Is that because it doesn't flow enough water/air through the cooling system? Or is it the design of the water block?

I'm just trying to learn here...

Let's say your TEC is rated at 100 watts (just for simplicity). If it is a typical TEC, that means it will run in the 10 to 25% efficiency range. Therefore, it will put out 400 to 1000 watts. Bump this up to a 180 watt TEC and you'll need your water loop to remove on the order of 700 to 1800 watts. I once talked to TT about their WC kits and I don't remember the spec on the unit you are considering, but I'd be surprised if it could handle even 250 watts.

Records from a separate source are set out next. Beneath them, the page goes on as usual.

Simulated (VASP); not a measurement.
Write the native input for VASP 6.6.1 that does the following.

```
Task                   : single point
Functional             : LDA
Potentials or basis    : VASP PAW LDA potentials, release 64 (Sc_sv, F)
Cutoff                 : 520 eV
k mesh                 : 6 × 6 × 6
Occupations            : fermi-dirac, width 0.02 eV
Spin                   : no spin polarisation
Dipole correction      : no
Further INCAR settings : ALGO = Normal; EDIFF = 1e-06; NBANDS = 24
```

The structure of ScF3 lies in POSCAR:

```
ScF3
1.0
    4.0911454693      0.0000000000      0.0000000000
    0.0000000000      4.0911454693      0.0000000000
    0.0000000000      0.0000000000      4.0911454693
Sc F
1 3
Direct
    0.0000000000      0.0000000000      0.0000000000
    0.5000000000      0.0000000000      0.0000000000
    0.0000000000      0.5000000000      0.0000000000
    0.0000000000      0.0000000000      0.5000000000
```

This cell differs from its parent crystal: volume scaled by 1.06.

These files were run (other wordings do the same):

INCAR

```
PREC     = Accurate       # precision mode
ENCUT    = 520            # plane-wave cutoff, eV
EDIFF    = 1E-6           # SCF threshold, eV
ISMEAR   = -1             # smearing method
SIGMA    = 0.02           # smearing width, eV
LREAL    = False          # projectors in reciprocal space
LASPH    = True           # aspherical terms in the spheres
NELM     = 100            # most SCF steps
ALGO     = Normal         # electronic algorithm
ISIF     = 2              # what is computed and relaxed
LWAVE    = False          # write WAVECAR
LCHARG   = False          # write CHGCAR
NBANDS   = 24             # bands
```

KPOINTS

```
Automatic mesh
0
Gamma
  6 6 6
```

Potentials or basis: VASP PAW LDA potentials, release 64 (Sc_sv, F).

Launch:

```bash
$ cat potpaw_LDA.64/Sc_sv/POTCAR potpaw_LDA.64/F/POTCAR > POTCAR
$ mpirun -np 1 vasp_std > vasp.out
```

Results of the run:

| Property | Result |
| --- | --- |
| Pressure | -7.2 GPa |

Another thing, remember that the cool side temp of a TEC is dependant on the temp you cool the hot side to. So your WC loop can limit the performance of your TEC. You'll find loads of TEC/WC advise here and elsewhere and I recommend digging deep into it before buying. I've watched people screw up bad with TEC rigs and took my lumps along the way too.
 
Thanks guys for all the help. I've decided just to get a heavy duty air cooler instead.Thank you for helping me understand what it takes to have a decent water cooler, I'll use that knowledge in the future when I get a system like that.
 
I recently got a gigabyte WCing system and even though the pump only runs at 400 l/hr I seem to get good cooling for my proc and video card would it increase a lot with a better pump? My temps are 27c idle and 36c load with my x2 4800 running at 2.8, those temps are with my vid card also hooked up to the same system at a temp of 46c ( 1900xtx@735/855) under load. My radiator fan speed is at the lowest it can go, increasing it only lowers the temps about 2c but I prefer the silence.
 
Let's say your TEC is rated at 100 watts (just for simplicity). If it is a typical TEC, that means it will run in the 10 to 25% efficiency range. Therefore, it will put out 400 to 1000 watts.
TECs dont work that way. They only draw power they dont have "efficiency", if you have a 175W TEC on a 65W CPU, 240W is all you have to cool down. And even for this triple 120mm radiators arent enough sometimes.
 
Let's say your TEC is rated at 100 watts (just for simplicity). If it is a typical TEC, that means it will run in the 10 to 25% efficiency range. Therefore, it will put out 400 to 1000 watts.
TECs dont work that way. They only draw power they dont have "efficiency", if you have a 175W TEC on a 65W CPU, 240W is all you have to cool down. And even for this triple 120mm radiators arent enough sometimes.
That may be true but lets say there is a 50% overclock and Vcore increase to maintain this oc.
now that 65 watt cpu could double and your 175 watt tec is producing 305 watts of heat on the hot side of the tec .
air is not going to cool that tec. and liquid cooling has to be very efficient to remove 300 + watts of heat.
In the world of overclocking there is no such thing as a 65 watt cpu 8)
 
Let's say your TEC is rated at 100 watts (just for simplicity). If it is a typical TEC, that means it will run in the 10 to 25% efficiency range. Therefore, it will put out 400 to 1000 watts.
TECs dont work that way. They only draw power they dont have "efficiency", if you have a 175W TEC on a 65W CPU, 240W is all you have to cool down. And even for this triple 120mm radiators arent enough sometimes.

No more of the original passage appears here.